The side-lights that legal proceedings throw upon the moral and intellectual qualities of the people are inexhaustible in their variety. Under the stress of a burning sense of wrong or dread of disaster, or in the intensity of his anxiety to win a lawsuit on which he has staked his happiness, the Chinese, though he still refrains from what he considers the vulgarity of gesturing, casts to the winds the reserve and ceremonious decorum of speech that on more placid occasions often seem to be part of his personality. He can tell lies with audacity, though his lies indeed are not always rightly so called, and he has the most extraordinary aptitude for simulating strong emotions with the object of enlisting judicial sympathy; but, in spite of these drawbacks, it is during the prosecution of a lawsuit that the strong and weak elements in his character stand out in strongest relief.
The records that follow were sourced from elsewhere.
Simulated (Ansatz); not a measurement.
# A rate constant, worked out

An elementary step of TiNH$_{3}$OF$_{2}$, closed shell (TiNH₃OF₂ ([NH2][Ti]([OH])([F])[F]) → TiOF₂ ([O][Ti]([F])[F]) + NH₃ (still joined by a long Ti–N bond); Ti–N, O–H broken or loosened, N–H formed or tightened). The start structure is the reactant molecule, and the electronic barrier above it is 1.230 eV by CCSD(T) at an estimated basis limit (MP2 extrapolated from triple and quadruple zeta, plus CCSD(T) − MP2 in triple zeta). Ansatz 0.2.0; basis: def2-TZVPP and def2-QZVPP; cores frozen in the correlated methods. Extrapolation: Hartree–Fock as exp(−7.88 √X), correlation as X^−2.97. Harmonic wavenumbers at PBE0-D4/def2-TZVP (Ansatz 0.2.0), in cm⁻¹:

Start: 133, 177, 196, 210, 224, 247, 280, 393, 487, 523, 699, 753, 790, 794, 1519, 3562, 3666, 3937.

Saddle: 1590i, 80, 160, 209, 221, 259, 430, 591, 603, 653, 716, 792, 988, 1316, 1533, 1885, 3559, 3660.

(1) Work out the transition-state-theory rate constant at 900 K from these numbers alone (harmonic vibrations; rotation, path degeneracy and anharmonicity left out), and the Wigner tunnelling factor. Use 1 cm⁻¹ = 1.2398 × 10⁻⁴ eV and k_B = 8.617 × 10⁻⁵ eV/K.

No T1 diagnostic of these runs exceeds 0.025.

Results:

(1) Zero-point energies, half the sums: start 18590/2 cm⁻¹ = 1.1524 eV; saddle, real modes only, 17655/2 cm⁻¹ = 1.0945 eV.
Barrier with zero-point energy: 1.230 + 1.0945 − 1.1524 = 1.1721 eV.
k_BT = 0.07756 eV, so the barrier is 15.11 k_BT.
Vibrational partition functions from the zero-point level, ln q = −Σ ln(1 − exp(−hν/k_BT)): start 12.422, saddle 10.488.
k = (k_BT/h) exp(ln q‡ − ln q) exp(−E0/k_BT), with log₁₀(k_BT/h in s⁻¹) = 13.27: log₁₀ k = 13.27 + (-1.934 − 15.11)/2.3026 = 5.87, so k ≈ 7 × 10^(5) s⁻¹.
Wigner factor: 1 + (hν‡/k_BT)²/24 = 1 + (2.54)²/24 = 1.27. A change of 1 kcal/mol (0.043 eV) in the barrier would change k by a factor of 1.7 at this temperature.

If the litigant can write (though comparatively few of the people of Weihaiwei can do so) he is allowed to state his case in the form of a written petition. A typical Chinese petition may be said to be divided into three parts: firstly, the "case" of the petitioner is stated in full, strong emphasis being laid on his innate love of right and his horror of people who disobey the law; secondly, his opponent, the defendant, is held up to obloquy as a rogue and a hatcher of villainies; thirdly, the magistrate himself, to whom the petition is addressed, is cunningly described as having a marvellous faculty for separating right from wrong, a highly developed sense of justice, and a peculiarly strong love for law-abiding people. The defendant, when summoned, will of course adopt similar tactics. If his case is weak and he has nothing very definite to urge in his own favour, he will try to prejudice the magistrate against the plaintiff by describing him as quarrelsome and fond of lawsuits—no small offence in China. His petition may then run somewhat in these words, which I translate from a petition recently received: "Plaintiff is an audacious fellow and cares not how often he goes to law. He is not afraid of officials and loves litigation. When he comes home from the courts he uses boastful words and says, 'What fun it is to go to law.'"[67]

Both plaintiff and defendant consider it a good plan to assume an attitude of weakness, docility, and a constitutional inability to contend with the woes thrust upon them by a wicked world. "For several years," says one, "I bore my miseries in silence and dared not take action, but now things are different, for I have heard the glad news that the Great Man[68] settles cases as if he were a Spirit."[69] One of the commonest expressions in a Chinese petition has an odd look when it is literally translated: "I the Little Man am the Great Man's baby."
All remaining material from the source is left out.